Canada needs to build more oil pipelines to reduce its dependence on foreign supplies while opening up new trade corridors for exports, prime minister Mark Carney said today, amid an escalating trade war with the US.
"It's about getting things done. It's about getting, yes, getting pipelines built, across this country, so we that can displace imports of foreign oil," Carney said while in Edmonton, Alberta.
A US-triggered trade war has sparked an urgent need across Canada to diversify its trading partners and limit the country's reliance on the US. This has lifted public support for getting pipelines and other infrastructure energy projects built.
The prime minister envisions the federal government "using all of its power" and new legislation to expedite such projects, adding "additional levers" will be discussed when he meets with provincial premiers on 21 March.
"We need to do things that had not been imagined or had not been thought possible, at a speed we haven't seen before," said Carney. "That's the nature of the time."
TC Energy's current chief executive along with 13 other executives from the country's largest oil and gas companies urged the federal government this week to declare a "Canadian energy crisis" to expedite infrastructure projects.
General election soon
Carney is expected to call a general election soon with his Liberal party riding high in the polls. Despite the Liberals' recent track record on energy infrastructure, Carney is looking to appeal to Alberta voters eager for pipelines who typically vote for the rival, pro-oil patch Conservatives.
A combined C$280bn ($194bn) of Canadian oil and natural gas projects have been cancelled over the past decade, according to the Canadian Association of Petroleum Producers. Of this, C$164bn in the form of LNG projects, C$63bn in pipeline projects, C$30bn in oil sands projects and C$22bn in refinery projects.

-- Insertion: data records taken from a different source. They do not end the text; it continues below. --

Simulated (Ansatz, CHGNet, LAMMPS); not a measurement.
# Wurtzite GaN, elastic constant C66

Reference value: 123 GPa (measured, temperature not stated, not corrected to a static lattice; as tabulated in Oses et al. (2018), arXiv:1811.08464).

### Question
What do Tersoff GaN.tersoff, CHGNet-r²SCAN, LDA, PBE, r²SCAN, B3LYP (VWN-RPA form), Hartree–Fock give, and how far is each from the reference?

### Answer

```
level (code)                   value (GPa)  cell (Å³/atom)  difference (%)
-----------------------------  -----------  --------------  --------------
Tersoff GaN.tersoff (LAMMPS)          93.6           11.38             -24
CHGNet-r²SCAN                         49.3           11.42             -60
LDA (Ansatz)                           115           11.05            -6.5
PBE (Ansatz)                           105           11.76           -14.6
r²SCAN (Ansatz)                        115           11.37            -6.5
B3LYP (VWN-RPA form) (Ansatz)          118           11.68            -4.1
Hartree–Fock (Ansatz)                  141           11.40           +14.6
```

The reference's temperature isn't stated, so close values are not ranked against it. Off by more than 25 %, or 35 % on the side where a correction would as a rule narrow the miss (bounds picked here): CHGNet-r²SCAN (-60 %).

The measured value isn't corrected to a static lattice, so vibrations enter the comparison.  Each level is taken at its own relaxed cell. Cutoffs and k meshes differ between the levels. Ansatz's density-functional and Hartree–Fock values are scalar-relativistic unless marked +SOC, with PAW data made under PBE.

TC Energy's 1.1mn b/d Energy East pipeline is commonly referenced by industry as a nation-building project that, proposed in 2013, would have supplied Albertan oil to eastern Canada but was abandoned because of changing regulations. There was still no clear indication of when a decision by the federal government could be obtained when TC Energy cancelled it in 2017.
Energy East would have piped oil as far east as Irving Oil's 320,000 b/d refinery in Saint John, New Brunswick, which relies on foreign imports, while also giving shippers an outlet to export to Europe and beyond.
Canada imported 490,000 b/d of crude in 2023, according to the Canada Energy Regulator (CER). Of this, 355,000 b/d came from the US, 63,000 b/d from Nigeria and 53,000 b/d from Saudi Arabia.
Canada meanwhile produces about 5mn b/d, sending about 80pc of that to the US.
Carney's infrastructure push includes the proposed Pathways Alliance project in Alberta, which entails a C$16.5bn carbon capture and storage hub that could remove up to 22mn t/yr of CO2 by 2030.
Generally, Carney wants to pursue energy and trade corridors and trade including potentially from Alberta to either the Canada's Arctic coast in Nunavut or to Hudson Bay via Churchill, Manitoba. Or both.
The subject of trade and pipelines was front and center during a meeting with Alberta premier Danielle Smith earlier in the day, who has criticized the federal Liberals for years.
"Albertans will no longer tolerate the way we've been treated by the federal Liberals over the past 10 years," said Smith in a statement, adding a specific list of demands, including "unfettered oil and gas corridors to the north, east and west".
The Nunavut project, called the Grays Bay Road and Port Project, is a proposed deepwater port that would cater to critical mineral exports. The proponent, West Kitikmeot Resources, told Argus earlier this month that it had not yet had discussions with Alberta about developing crude capabilities.